A dispute in court that may bring some answers for the public.

It's because of the chemical spill that state highway officials say there's been almost no progress on a new I-10 calcasieu river bridge.  And the state wants damages from the companies responsible.

There seems to be little dispute that a new I-10 Calcasieu River Bridge is needed eventually. But state highway officials say they need to avoid hitting the underground plume of chemical contamination for which Conoco Phillips and Sasol are responsible. Attorney Patrick McIntire represents the State Department of Transportation and Development. "There's contamination in the ground and the groundwater where we need to build the bridge. It's going to cost extra to stay out of the contamination when the bridge is built and that's the damages that the state is requesting that be awarded in the lawsuit. The state would like to stay out of the contamination and span the contamination and that's what drives up the extra cost."

The DOTD estimates the state's damages from the spill are $235 million including the increased cost of a bridge with spans long enough to bypass the spill. They don't want to drive pilings through the plume for fear of spreading the contamination. The state has filed suit to get that added cost and the jury trial is set for October.
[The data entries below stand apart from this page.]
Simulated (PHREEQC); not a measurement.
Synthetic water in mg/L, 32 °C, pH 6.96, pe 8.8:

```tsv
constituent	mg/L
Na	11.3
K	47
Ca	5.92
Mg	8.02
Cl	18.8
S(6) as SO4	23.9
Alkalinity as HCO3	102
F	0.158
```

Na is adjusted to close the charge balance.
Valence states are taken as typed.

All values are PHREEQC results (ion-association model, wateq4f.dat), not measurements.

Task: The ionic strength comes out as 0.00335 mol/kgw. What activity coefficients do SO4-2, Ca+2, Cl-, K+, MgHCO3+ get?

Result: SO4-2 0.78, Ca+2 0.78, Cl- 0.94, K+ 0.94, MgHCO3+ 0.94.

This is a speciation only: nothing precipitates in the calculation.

But Conoco Phillips and Sasol say it's uncertain what kind of bridge should be built--and that the trial on that part of damages should be delayed until an environmental impact study. A study they believe will help experts decide the best design for the bridge. The environmental impact study would take at least three years.  Said McIntire, "We are hopeful that the court will keep the trial on schedule for October so the people of Louisiana can recover the added cost caused to the bridge project by the contamination that the defendants spilled into the ground."

Judge Clayton Davis listened to arguments from both sides and is expected to issue a ruling within the next few days.

We were not able to get an on camera interview, but a spokesman for Conoco Phillips, now with Phillips 66 says they are committed to being part of the solution and that what they are asking for from the court will not delay the project.

The following is Phillips 66's response to today's proceeding regarding the I-10 Bridge project.

"We are a valued member of this community, and are committed to being a part of the solution for this project in a manner that is consistent with the on-going federal environmental review process.  The resolution of the motion presented today will not delay this project in any way."